Question

Calculate the potential difference and the energy stored in the capacitor \[{C_2}\] in the circuit shown in the figure. Given potential at A is \[90V\] , \[{C_1} = 20\mu F\] \[{C_2} = 30\mu F\] and \[{C_3} = 15\mu F\]

Answer 1

Hint:To find the energy stored in any capacitor, we need to know the value of the capacitance of the capacitor and the potential difference across its plates. We have been given the potential difference across the entire setup of capacitors but we need to find the energy stored only in the capacitor \[{C_2}\] , so firstly, we need to find the potential difference across \[{C_2}\] and then proceed as follows.

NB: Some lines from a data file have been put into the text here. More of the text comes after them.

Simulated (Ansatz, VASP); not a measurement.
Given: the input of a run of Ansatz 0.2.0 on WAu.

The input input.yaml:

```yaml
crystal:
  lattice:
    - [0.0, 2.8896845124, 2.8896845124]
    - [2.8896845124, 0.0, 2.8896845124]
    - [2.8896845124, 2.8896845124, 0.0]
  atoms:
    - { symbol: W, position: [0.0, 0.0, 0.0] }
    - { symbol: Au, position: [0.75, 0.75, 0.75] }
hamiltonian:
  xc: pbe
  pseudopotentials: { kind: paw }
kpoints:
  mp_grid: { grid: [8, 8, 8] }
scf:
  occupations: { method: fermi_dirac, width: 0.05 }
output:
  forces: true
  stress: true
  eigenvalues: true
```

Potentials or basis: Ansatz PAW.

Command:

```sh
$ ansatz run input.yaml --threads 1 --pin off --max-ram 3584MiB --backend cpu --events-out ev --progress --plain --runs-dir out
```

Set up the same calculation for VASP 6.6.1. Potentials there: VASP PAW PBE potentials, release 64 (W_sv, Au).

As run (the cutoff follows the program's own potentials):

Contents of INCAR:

Complete step-by-step solution:
Firstly, resolve the given system of capacitors into a single capacitor by finding the equivalent capacitance of the system.
\[\dfrac{1}{{{C_{eq}}}} = \dfrac{1}{{{C_1}}} + \dfrac{1}{{{C_2}}} + \dfrac{1}{{{C_3}}}\]
\[\therefore \dfrac{1}{{{C_{eq}}}} = \dfrac{1}{{20}} + \dfrac{1}{{30}} + \dfrac{1}{{15}}\] \[ \Rightarrow \dfrac{1}{{{C_{eq}}}} = \dfrac{9}{{60}} \Rightarrow {C_{eq}} = 6.67\mu F\]
This means that charge flowing through the circuit \[Q = {C_{eq}}V = 6.67\mu F \times 90V = 600\mu C\]
Now let’s consider our capacitor \[{C_2}\] ,
The charge flowing through this capacitor will be the same as charge flowing through the setup of capacitors, hence \[Q = {C_2}{V_{_2}} \Rightarrow {V_{_2}} = \dfrac{Q}{{{C_2}}} = \dfrac{{600}}{{30}} = 20V\]
Now we know the potential difference across \[{C_2}\] and its capacitance, so we can easily find the energy stored in it.
Energy of the capacitor $(E) = \dfrac{1}{2}C{V^2}$
By substituting the values in the formula, we get
\[{E_2} = \dfrac{1}{2}{C_2}{V_{_2}}^2 = \dfrac{1}{2} \times 30\mu F \times {(20V)^2} = 6 \times {10^{ - 3}}J\]

Additional Information:
For solving questions having a combination of capacitors or resistors, we need to find the physical quantity that remains the same throughout the entire system, for example, in a series combination of capacitors, charge flowing through the circuit remains the same. Similarly, for a series combination of resistors, the current through the circuit remains constant and for a parallel combination, the potential difference across each component remains the same. Once we have found the constant quantity, we can easily divide current, potential, charge or energy among the individual components.

Note:- One common error made by students is that while calculating energy, they use the equivalent capacitance of the circuit instead of the capacitance of the specific capacitor whose energy is to be calculated. Make sure not to make that error.